Heterogeneity Metrics

Heterogeneity Metrics#

Michael J. Pyrcz, Professor, The University of Texas at Austin

Chapter of e-book “Applied Geostatistics in Python: a Hands-on Guide with GeostatsPy”.

Cite this e-Book as:

Pyrcz, M.J., 2024, Applied Geostatistics in Python: a Hands-on Guide with GeostatsPy [e-book]. Zenodo. doi:10.5281/zenodo.15169133

The workflows in this book and more are available here:

Cite the GeostatsPyDemos GitHub Repository as:

Pyrcz, M.J., 2024, GeostatsPyDemos: GeostatsPy Python Package for Spatial Data Analytics and Geostatistics Demonstration Workflows Repository (0.0.1) [Software]. Zenodo. doi:10.5281/zenodo.12667036. GitHub Repository: GeostatsGuy/GeostatsPyDemos

By Michael J. Pyrcz
© Copyright 2024.

This chapter is a tutorial for / demonstration of Heterogeneity Metrics.
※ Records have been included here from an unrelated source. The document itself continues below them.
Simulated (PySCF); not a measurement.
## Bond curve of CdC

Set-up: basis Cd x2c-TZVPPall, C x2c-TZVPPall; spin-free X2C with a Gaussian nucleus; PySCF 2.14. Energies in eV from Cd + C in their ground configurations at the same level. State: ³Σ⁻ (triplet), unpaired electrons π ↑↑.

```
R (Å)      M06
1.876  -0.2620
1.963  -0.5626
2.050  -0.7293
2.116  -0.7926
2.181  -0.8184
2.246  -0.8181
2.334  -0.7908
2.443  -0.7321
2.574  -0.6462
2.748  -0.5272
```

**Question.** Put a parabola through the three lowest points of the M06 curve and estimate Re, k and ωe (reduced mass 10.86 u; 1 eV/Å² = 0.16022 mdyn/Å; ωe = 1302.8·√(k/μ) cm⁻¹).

YouTube Lecture: check out my lecture on:

Heterogeneity Metrics

These lectures are all part of my Data Analytics and Geostatistics Course on YouTube with linked well-documented Python workflows and interactive dashboards. My goal is to share accessible, actionable, and repeatable educational content. If you want to know about my motivation, check out Michael’s Story.

Motivation#

There is a vast difference in heterogeneity of reservoirs,

heterogeneity is the change in features over location or time
conversely, homogeneity is the consistency of variables over location or time

Heterogeneity impacts the recovery of hydrocarbons from the reservoir, minerals from ore bodies and water from aquifers,

we need metrics to quantify the heterogeneity in our subsurface data and subsurface models

Applications with Measures of Heterogeneity#

Measures of heterogeneity are often applied proxy, approximate measures to indicate reservoir production / performance.
These measures may be applied to compare and rank reservoirs or reservoir model realizations for a single reservoir.

Best Practice#

None of these metrics are perfect.
The best result possible from rigorous flow forecasting applied to good, full 3D reservoir models, use the physics when possible!
Integrate all relevant information, at sufficient scale to resolve important features

Caution#

Use of simple heterogeneity measures for ranking reservoir and reservoir models can be dangerous.
Inaccuracy can result in incorrect rank estimates; therefore, incorrect business decisions.

Other Measures#

We just consider simple, static measures here
I also have a Python demonstration for Lorenz coefficient
Got your own measure? You may develop a new metric. Novel methods for quantifying heterogeneity within reservoirs is a currently active area of research.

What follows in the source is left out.